Developing NKI kernels¶

trnsolver currently ships one NKI kernel (rotate_pairs_kernel) in trnsolver/nki/dispatch.py. It's the per-round primitive for the parallel Jacobi sweep in _jacobi_eigh_nki. This page is the short trnsolver-specific version of the suite-wide guide at trnsci/docs/developing_kernels.md.

Three dispatch modes¶

Mode	Trigger	When to use
PyTorch fallback	`HAS_NKI = False` (non-Neuron host), or an exception in the NKI path gets caught	Laptops, GPUs, CI's `ubuntu-latest` test matrix — the default for anyone without Neuron installed
NKI hardware	`HAS_NKI = True`, default env. Kernel runs through `torch_xla` → NEFF compile → NeuronCore	Real perf numbers, final validation
NKI simulator	`TRNSOLVER_USE_SIMULATOR=1` + `HAS_NKI = True`. Kernel runs through `nki.simulate(kernel)(numpy_args)` on CPU	Fast correctness iteration during kernel design

All three modes share the same kernel source — the @nki.jit definition inside if HAS_NKI: in trnsolver/nki/dispatch.py. The host driver (_jacobi_eigh_nki in trnsolver/eigen.py) picks the path based on _use_nki() and _use_simulator().

Simulator workflow¶

NKI 0.3.0 Stable (Neuron SDK 2.29, April 2026) ships a CPU simulator that runs kernels without Trainium hardware. It collapses the iteration loop from ~8–12 min per attempt (instance start + SSM + NEFF compile) to seconds per iteration.

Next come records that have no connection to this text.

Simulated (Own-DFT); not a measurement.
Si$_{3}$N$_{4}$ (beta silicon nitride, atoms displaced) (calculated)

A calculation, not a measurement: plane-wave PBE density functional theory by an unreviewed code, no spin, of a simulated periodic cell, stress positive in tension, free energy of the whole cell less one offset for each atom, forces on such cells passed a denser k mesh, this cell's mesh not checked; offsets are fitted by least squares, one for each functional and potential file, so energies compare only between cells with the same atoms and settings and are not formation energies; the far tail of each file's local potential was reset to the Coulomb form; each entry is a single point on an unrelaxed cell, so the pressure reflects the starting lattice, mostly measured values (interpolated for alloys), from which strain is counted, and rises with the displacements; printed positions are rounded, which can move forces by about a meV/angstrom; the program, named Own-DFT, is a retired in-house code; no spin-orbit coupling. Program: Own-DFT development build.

Three equivalent ways to run:

# (1) GH Actions — automatic on every push, zero AWS cost
#     See .github/workflows/ci.yml::nki-simulator

# (2) Local Linux x86_64 with nki installed
TRNSOLVER_USE_SIMULATOR=1 pytest tests/ -m nki_simulator -v

# (3) SSM against the provisioned trn1 CI instance (uses the bundled Neuron venv)
AWS_PROFILE=aws ./scripts/run_simulator_tests.sh

CI coverage¶

Gate	Runner	Catches	Misses
`test` matrix (py 3.10/3.11/3.12)	`ubuntu-latest`	Pure-Python correctness against `torch.linalg.eigh`. ~1 s.	Anything NKI-kernel-specific.
`nki-simulator`	`ubuntu-latest`	Python trace-level kernel errors: wrong `nc_matmul` kwargs, dropped ops (`nl.divide`), shape mismatches, tile-size violations. Seconds per kernel.	MLIR verifier errors — simulator explicitly skips compile. Perf.
`neuron` (SSM, manual)	`trn1.2xlarge`	Full NEFF compile + on-hardware execution. MLIR verification. Real perf.	Nothing (this is the ground truth).

The nki-simulator gate catches the majority of the iteration pain (Python-trace breakage) without AWS round-trips. Hardware runs are reserved for MLIR verification and perf numbers.

Architecture-first (reminder)¶

Every NKI kernel in trnsolver should pull at least one documented architectural lever from #36 — stationary-operand reuse, FP32-PSUM-free mixed precision, 4-engine concurrency, SBUF residency. Kernel changes that are "port scipy faster" get re-scoped or rejected.

The rotation-kernel post-mortem on #9 is the concrete lesson.